Exclusive: EU to fine banks billions of euros over rate rigging
By Foo Yun Chee
BRUSSELS (Reuters) - A number of finance firms, including Royal Bank of Scotland and Rabobank face billions of euros in fines next month from European Union regulators for colluding on global benchmark interest rates, reinforcing Brussels' hard line on the sector after the financial crisis.
EU antitrust chief Joaquin Almunia is set to unveil a record fine of at least 1.5 billion euros ($2.03 billion) on six banks, including Barclays and RBS, for rigging the yen Libor interest rate benchmark, a banking source said on Wednesday.
In addition to the yen Libor fines, likely to be the biggest so far from Brussels, Almunia will also penalize another group of banks for operating as a cartel in a separate case involving the rigging of the Euribor benchmark interest rate, reported by Reuters on Tuesday.
Fines in the two cases could run to billions of euros.
The fines will add to the spiraling cost to banks for cleaning up past misdeeds. Globally this is expected to reach about $125 billion if JP Morgan agrees a $13 billion deal with the U.S. authorities over mortgages.
This earnings season, banks set aside more money for the rising cost of fines, lawsuits and compensation.

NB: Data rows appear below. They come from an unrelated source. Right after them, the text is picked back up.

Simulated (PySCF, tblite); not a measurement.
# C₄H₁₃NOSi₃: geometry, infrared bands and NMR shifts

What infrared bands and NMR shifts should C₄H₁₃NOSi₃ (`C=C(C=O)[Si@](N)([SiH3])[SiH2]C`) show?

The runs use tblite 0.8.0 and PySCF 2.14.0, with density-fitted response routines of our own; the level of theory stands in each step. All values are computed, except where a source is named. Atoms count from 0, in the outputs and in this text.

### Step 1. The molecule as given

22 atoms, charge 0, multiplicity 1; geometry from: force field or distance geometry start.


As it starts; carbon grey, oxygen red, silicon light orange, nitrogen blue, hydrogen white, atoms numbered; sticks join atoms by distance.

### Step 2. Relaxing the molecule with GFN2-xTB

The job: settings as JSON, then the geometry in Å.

Authorities in the United States, Britain and elsewhere have so far fined UBS, RBS, Barclays, Rabobank and ICAP $3.7 billion for manipulating rates. Seven individuals face criminal charges.
The London inter-bank offered rate (Libor) and its European cousin (Euribor) are used to price hundreds of trillions of dollars in assets, from Spanish mortgages to derivatives. Continued...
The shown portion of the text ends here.